The privatisation plan of Pakistan International Airlines Corporation Limited (PIACL) faces hurdles as the Finance Ministry and the Privatisation Ministry lock horns over the transfer of the national carrier’s liabilities to the government
Business Recorder, quoting sources, reported that in a recent cabinet meeting, the Finance Ministry argued that transferring over Rs 1.7 trillion losses of PIACL would create a huge financial burden for the government, which already spends 75% of its revenue on debt servicing.
The ministry also expressed doubts about the timely recovery of the proceeds from the sale of PIACL assets and suggested further discussion on the segregation transaction plan and the debt settlement structure.
The Privatisation Ministry, however, countered that the actual debt to be shifted to the government was Rs 623 billion, not Rs 1.7 trillion and that it was a common practice for governments to assume the liabilities of loss-making state-owned enterprises to facilitate their privatisation. The ministry cited regional examples to show that not taking over the debt would result in low bids from potential investors.
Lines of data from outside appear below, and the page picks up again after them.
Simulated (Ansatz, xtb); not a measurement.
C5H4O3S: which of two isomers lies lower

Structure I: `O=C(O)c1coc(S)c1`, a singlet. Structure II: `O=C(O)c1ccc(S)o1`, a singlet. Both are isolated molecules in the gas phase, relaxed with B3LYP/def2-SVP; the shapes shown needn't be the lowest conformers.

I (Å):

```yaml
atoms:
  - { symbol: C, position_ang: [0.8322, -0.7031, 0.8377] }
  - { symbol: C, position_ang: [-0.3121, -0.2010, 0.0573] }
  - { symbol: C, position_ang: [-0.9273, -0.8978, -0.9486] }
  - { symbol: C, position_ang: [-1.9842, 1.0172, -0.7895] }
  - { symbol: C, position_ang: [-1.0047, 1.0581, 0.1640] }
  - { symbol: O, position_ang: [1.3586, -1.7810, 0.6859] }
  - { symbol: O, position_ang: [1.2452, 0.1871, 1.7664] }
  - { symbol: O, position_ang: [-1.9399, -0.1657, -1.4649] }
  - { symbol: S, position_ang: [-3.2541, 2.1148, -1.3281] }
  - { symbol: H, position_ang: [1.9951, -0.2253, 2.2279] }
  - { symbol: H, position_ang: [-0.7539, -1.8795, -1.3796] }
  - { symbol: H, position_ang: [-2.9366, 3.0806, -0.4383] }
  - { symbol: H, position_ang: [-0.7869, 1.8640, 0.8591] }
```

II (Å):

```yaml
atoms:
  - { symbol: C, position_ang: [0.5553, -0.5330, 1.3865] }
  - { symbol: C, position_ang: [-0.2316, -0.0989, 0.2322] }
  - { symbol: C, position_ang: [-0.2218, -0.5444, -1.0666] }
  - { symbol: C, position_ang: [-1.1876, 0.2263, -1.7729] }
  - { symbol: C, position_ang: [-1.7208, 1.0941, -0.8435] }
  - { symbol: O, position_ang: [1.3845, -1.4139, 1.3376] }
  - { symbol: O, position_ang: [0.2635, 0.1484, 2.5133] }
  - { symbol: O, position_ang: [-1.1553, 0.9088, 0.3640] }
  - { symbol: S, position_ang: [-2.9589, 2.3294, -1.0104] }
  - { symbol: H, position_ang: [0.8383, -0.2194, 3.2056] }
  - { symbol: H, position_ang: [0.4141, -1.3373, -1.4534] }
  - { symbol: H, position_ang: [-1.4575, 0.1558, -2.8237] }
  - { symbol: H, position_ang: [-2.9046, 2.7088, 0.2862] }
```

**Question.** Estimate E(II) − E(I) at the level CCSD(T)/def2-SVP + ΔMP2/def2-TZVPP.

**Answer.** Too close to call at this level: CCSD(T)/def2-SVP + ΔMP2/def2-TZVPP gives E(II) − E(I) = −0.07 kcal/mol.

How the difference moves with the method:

Some cabinet members also raised questions about the performance of PIACL and its outstanding liabilities. One of them proposed that two of PIACL’s assets, including the Roosevelt Hotel in New York, could be sold to pay off the debts. Another member suggested that instead of amending the FBR law to exempt PIACL from income tax, alternative options should be explored. The Privatisation Ministry clarified that the proposal was for an exemption, not an amendment, in section 57(2) of the Income Tax Ordinance.
Earlier, the Privatisation Commission Board had approved two options for the legal segregation and transaction plan of PIACL, which were presented to the cabinet after incorporating some amendments.
The first option was to create a holding company (Hold Co) that would own PIACL and its subsidiaries and transfer the liabilities to the government.
The second option was to divest 51% to 100% shares of PIACL to a strategic investor. The plan also included retaining PIACL employees for three years after privatisation and closing the ancillary services if they were not retained by the investor.